Oklahoma Schools Ordered to Teach About 2020 Election 'Discrepancies' After Superintendent's Concerns of 'Left-Wing Propaganda'

Oklahoma Curriculum_05062025_1
Oklahoma's superintendent has ordered high school students learn about the discrepancies in the 2020 presidential election results.

Oklahoma Superintendent of Public Schools Ryan Walters, a vocal Trump supporter, has mandated that all the state's high schools teach about alleged "discrepancies" in the 2020 election, saying he wants to prevent students from being "spoon-fed left-wing propaganda."

In a draft of the new curriculum, Walters asked that students analyze contemporary turning points of 21st century American society during the Bush, Obama, Trump, and Biden administrations.

"Identify discrepancies in 2020 elections results by looking at graphs and other information, including the sudden halting of ballot-counting in select cities in key battleground states, the security risks of mail-in balloting, sudden batch dumps, an unforeseen record number of voters, and the unprecedented contradiction of 'bellwether county' trends," Walters wrote.

Walters is one of the many MAGA supporters still promoting President Donald Trump's fabricated claim that the 2020 election was stolen, even though he himself admitted in a September 2024 interview that he lost to Joe Biden "by a whisker."

The Oklahoma superintendent's tenure, which began when was voted into his role in November 2022 and will end in January 2027, has been mired in controversy. In addition to ignoring a series of school bomb threats.
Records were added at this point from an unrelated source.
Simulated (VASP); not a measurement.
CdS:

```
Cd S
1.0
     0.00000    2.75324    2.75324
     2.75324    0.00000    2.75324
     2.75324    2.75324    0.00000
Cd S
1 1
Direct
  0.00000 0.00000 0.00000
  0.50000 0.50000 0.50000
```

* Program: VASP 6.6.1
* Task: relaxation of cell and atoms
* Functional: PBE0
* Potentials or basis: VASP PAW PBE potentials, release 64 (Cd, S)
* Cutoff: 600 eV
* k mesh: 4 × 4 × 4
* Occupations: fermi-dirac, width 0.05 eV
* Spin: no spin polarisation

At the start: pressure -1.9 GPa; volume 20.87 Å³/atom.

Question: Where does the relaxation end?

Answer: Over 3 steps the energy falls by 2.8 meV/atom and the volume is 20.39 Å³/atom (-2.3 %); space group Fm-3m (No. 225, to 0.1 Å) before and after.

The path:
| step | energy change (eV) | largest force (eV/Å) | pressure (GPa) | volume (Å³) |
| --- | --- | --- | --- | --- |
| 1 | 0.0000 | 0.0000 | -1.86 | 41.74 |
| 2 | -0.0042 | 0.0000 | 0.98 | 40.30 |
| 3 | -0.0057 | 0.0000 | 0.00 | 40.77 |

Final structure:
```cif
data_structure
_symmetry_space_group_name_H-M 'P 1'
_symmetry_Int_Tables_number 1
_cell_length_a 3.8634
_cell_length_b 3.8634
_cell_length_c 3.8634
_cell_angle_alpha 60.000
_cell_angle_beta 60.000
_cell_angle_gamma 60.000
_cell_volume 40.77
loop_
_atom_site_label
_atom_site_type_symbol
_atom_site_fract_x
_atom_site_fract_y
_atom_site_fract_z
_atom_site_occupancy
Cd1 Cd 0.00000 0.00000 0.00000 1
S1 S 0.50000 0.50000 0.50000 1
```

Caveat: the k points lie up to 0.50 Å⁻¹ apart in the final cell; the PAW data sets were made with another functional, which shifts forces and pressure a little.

Last June, Walters revealed he lost millions in school funding because he had been locked out of his Department of Education website for two years, drawing bipartisan condemnation, Heartland Signal reported.

Two days later, Trump doubled down on his support for the humiliated educator, writing in an X post, "Great job by Oklahoma State Superintendent Ryan Walters on FoxNews last night. Strong, decisive, and knows his 'stuff.' I LOVE OKLAHOMA!"